The six point financial rescue plan for supermums

Iona Bain

They will be the quiet heroes, or rather heroines, of the post-Brexit economy. Welcome to the world of supermums, the hard-working women who keep Britain’s households afloat but risk wrecking their own finances in the process.

Of the 14 million women at work in the UK, more than two million are now breadwinners – of whom two-thirds are single parents.

But stay-at-home mums are far from idle, doing the equivalent of a £30,000 salary in unpaid work and childcare every year, according to insurance firm Sunlife.

These mighty mums are far from invincible. Squeezed by the cost of childcare and the impulse to provide a home for Generation Rent, they are also footing the care bill for elderly parents and in-laws.

Indeed, research from pensions adviser Portafina shows a third of working adults subsidise our ageing population to the tune of at least £10,000 a year.

Sadly, mums pay the price for their selflessness, often losing out on higher earnings, better returns on their savings and their full pension entitlement along the way.

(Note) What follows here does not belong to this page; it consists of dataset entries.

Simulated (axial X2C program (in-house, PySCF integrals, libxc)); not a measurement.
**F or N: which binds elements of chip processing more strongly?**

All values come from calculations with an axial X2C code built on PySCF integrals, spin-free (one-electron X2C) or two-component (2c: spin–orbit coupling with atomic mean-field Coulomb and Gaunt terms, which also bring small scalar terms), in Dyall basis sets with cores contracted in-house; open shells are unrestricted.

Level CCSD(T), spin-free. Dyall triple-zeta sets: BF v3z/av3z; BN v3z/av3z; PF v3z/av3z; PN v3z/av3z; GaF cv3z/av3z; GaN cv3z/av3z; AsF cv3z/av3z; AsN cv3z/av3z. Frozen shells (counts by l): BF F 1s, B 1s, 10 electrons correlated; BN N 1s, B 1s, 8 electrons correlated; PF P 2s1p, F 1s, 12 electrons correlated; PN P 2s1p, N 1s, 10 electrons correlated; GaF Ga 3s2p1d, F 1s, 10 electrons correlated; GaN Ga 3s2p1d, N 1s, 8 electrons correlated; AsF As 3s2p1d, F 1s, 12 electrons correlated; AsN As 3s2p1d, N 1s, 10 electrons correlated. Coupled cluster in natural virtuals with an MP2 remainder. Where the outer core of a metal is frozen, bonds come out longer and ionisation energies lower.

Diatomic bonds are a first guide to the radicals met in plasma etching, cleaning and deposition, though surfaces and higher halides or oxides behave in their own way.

So here is our six-point plan to help supermums get financially fit in 2017.

1. TONE UP YOUR BUDGET 

Blitz any lingering debts. Set aside money to pay down store cards and loans as quickly as possible.

You can do a ‘soft’ credit check to see if you qualify for a top zero per cent balance transfer deal, such as the 43 interest-free months now offered by MBNA.

Take advantage and pay down what you owe. Note down renewal dates for your insurance policies and the end of costly contracts on a calendar so you can shift to better deals, and kill any needless direct debits.

2. SLIM DOWN YOUR CHILDCARE COSTS, BULK UP YOUR BENEFITS

This year the Government is rolling out a new tax-free childcare scheme, available to parents who work more than 16 hours a week. Each parent must not have income of more than £100,000 a year.

Parents can get 20 per cent of their yearly childcare costs, up to £10,000 per child, paid for by the Government. This could mean payments of up to £2,000 per child. Tax-free childcare vouchers offered by employers are the first port of call for higher rate taxpayers with annual childcare costs of £6,252 or less, and basic rate taxpayers with costs of up to £9,336.

All three-year-olds and four-year-olds in the UK are entitled to a minimum of ten hours of free early education for 38 weeks a year. Some two-year-olds are also now eligible, but this will depend on your income status. Check with your local council.

3. WEIGH UP YOUR MORTGAGE

You may have clung to a standard variable rate mortgage because the rate is low, but interest payments are bound to rise at some point.

Claire Walsh, chartered financial planner at Brighton-based Aspect 8, says: ‘There are still some really good mortgage deals out there. If you fix for a long time it will be peace of mind. Known monthly repayments with no nasty surprises will make budgeting easier.’

Jump on tip-top deals before they vanish. For example, Coventry Building Society has a ten-year fixed-rate deal at 2.69 per cent for a fee of £999.